The country’s fertile soils and climate are perfect for growing meat and a variety of produce. But increasingly more and more of those products are going to waste, either at the production end or by consumers.

Last year’s Rabobank-KiwiHarvest Food Waste survey showed NZ’s overall food waste bill continued to climb, up 2.6% to reach $3.2 billion. It’s equivalent to the cost of feeding 688,000 New Zealanders for a year.

The survey – undertaken in late July and early August – also found the value of food wasted per household remains relatively unchanged ($1510 from $1520 last year) due to higher food prices.  

The key reasons for wasting food continue to be “food going off before you can finish it” (50%) and “before use-by and best-before dates” (32%), while the major food waste concerns remain  “cost” (74%) and “feelings of guilt that other people around NZ going without” (35%).

Vegetables (38%), bread (29%) and fruit (25%) are the three top spots on the food waste list.

Concerns over just how much food is being wasted prompted a group of University of Otago researchers to launch a national food waste audit in a bid to find out why we waste so much food.

The research aims to capture all imported or domestically produced food and drink throughout the food supply chain. Foods produced in NZ include products from plants, animals, aquaculture and fisheries.

The United Nations estimates 13.3% of the world’s food is lost after harvesting and before reaching retail markets. 

The Central Otago District Council (CODC) is showing initiative in this space, taking a proactive approach to reducing food waste in its region.

Central Otago is the southern fruit bowl, a huge producer of summer delicacies such as cherries, apricots and peaches. But the strict demands for export quality products means that if fruit doesn’t cosmetically look the part then it doesn’t make the grade. Depending on weather conditions, wastage can be significant.

In 2022 the CODC commissioned a report – Understanding Fruit Loss in Central Otago – that determined about 6155 tonnes of fruit in the region go to waste each year.
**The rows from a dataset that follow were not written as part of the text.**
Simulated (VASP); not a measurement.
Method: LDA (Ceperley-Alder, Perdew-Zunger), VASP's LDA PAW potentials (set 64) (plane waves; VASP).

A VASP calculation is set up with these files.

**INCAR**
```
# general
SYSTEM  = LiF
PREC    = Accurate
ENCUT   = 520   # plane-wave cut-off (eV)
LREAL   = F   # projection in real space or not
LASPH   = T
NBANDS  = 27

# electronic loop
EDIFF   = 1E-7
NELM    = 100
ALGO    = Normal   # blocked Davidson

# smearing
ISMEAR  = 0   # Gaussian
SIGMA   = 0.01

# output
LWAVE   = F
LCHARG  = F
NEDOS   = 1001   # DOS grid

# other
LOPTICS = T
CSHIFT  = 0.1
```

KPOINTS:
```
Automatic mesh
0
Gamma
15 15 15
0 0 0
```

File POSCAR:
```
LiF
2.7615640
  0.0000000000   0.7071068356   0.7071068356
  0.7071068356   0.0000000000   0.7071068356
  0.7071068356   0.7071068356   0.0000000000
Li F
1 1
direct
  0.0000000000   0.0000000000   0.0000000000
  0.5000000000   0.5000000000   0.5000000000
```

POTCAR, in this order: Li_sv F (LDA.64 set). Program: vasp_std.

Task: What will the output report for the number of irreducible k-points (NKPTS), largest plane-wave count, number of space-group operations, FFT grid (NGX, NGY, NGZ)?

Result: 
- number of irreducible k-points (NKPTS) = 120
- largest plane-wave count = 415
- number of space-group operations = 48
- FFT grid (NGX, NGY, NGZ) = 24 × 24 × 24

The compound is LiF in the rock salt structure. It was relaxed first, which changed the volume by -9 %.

On average 2207t of Central Otago cherries are discarded or not harvested due to imperfections. That will increase as new plantings reach peak production. 

A working party of industry, growers and food manufacturers was established, and tasked with coming up with ways of using more locally grown fruit that would otherwise go to waste.

Alexandra’s Eden Orchards was already converting processing-grade cherries into cherry juice – collecting cherries from local orchards – and agreed to a 12-month trial to produce individually quick-frozen cherries. Surprisingly, frozen cherries are not produced in this country.

It is early days, but the project is looking like a viable option for orchardists.

At a time when many families are struggling financially, it seems unfathomable that so much food is allowed to go to waste. The CODC has shown that, with a bit of thought and direction, we can all do better.